I didn’t bring it up, but the topic kept surfacing anyway.
During all my talks with local interior designers for this month’s Spaces & Places stories, I kept hearing the word “compromise.”
Designer Arianne Bellizaire told me how she married the differing styles of a couple she worked with on a project. He wanted their master bedroom to be calm and quiet. She wanted it to be a little bolder and louder.
The answer, Bellizaire often finds, is in the blue.
“We know that blue is a great compromise color, which is why you see a lot of blue in our projects,” she told me. “It’s not that it is our favorite color. It’s just that when we’re designing for a married couple or a shared space, blue is typically a color that is easy for both people to get their heads around.”
In this design, midnight blue pillows, chairs and curtains offered the liveliness the wife was looking for. Bellizaire grounded its vibrancy with neutrals and golden yellows more suited to the husband’s tastes.
And all the designers I talked with agreed on one thing—communication in the beginning of the design process is crucial.
If she’s working with a couple, Rachel Cannon likes both clients to be present from the first meeting, so there are no surprises down the road. It saves time—and money—because it prevents disagreements and changes at the 11th hour of the design process.
The more I talked to the designers about these other couples’ stories, the more I felt like they were unknowingly reading my mind. I couldn’t help but silently apply their advice to my own life.

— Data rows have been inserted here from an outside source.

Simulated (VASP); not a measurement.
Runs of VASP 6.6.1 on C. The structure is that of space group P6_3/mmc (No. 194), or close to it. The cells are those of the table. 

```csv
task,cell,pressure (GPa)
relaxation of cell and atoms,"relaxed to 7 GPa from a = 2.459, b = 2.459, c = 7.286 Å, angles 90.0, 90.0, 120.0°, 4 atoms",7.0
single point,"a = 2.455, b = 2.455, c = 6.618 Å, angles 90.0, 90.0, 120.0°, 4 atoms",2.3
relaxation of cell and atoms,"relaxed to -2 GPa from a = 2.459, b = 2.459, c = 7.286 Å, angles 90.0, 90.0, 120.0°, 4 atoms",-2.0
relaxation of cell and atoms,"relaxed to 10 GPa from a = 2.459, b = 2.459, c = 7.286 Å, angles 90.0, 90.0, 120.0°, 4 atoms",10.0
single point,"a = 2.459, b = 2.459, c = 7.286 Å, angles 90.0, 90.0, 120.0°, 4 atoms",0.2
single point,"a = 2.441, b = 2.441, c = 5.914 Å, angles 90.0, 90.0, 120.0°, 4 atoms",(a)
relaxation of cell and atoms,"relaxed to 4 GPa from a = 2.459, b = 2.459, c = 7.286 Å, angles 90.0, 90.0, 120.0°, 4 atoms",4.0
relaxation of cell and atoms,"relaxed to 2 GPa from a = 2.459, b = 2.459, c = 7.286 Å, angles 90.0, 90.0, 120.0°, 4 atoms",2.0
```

I just got married. And after many years together—most of which were spent in some form of long-distance relationship—my husband, Adam, and I are finally living together full time.
It is truly the best thing ever and a stage of our lives we have dreamt of for a long time. Getting to come home from work to each other every night, cook together daily and even watch Netflix sitting next to each other on the couch are activities we will never take for granted.
I wouldn’t trade it for anything.
Even if it means getting rid of the pink in our apartment.
Adam and I have extremely different styles. I live for color. Especially pink. His style is darker and industrial.
He’s all about minimalism, organization and form over function. I’m a maximalist. If I see something I love, I have to have it, even if I don’t have space for it.
And yes, this makes me a little bit messy. But perhaps my worst offense is prioritizing style over things that well, actually work. I’m that person who will covet a gloriously design-y couch even if the cushions are rock-hard uncomfortable.
So we’re different. There’s nothing wrong with that.
But now that he’s moved into my pastel-filled apartment, I can appreciate that he wants to come home to a space he loves every night as much as I do.
When we had our friends Brittany and Matt over, Brittany walked in the door and said, “Wow! I love your space.”
Adam replied, “Oh, that’s all Jenn.”
“Yeah, man, I can tell,” Matt said with a laugh.
Adam gave me a dark look.
There’s a part of me that wants to sell everything I own on Facebook Marketplace and start over. Make a Pinterest moodboard. Pick everything out together. Ride off into a perfectly designed sunset.
Instead, though, we’re taking it slowly and realistically, making one change at a time.
I bought pull-out drawer organizers for the cabinets under our bathroom sink to control the overflowing tsunami of our bathroom products (cough, OK, mostly mine). It was an utter game changer.
And once, when Adam was at work, I surprised him and spent all day swapping out some of my artwork and hanging up his.
The labor was worth it as soon as I saw his smile when he returned to our home that night.
Because that’s the thing: It’s not just my home anymore.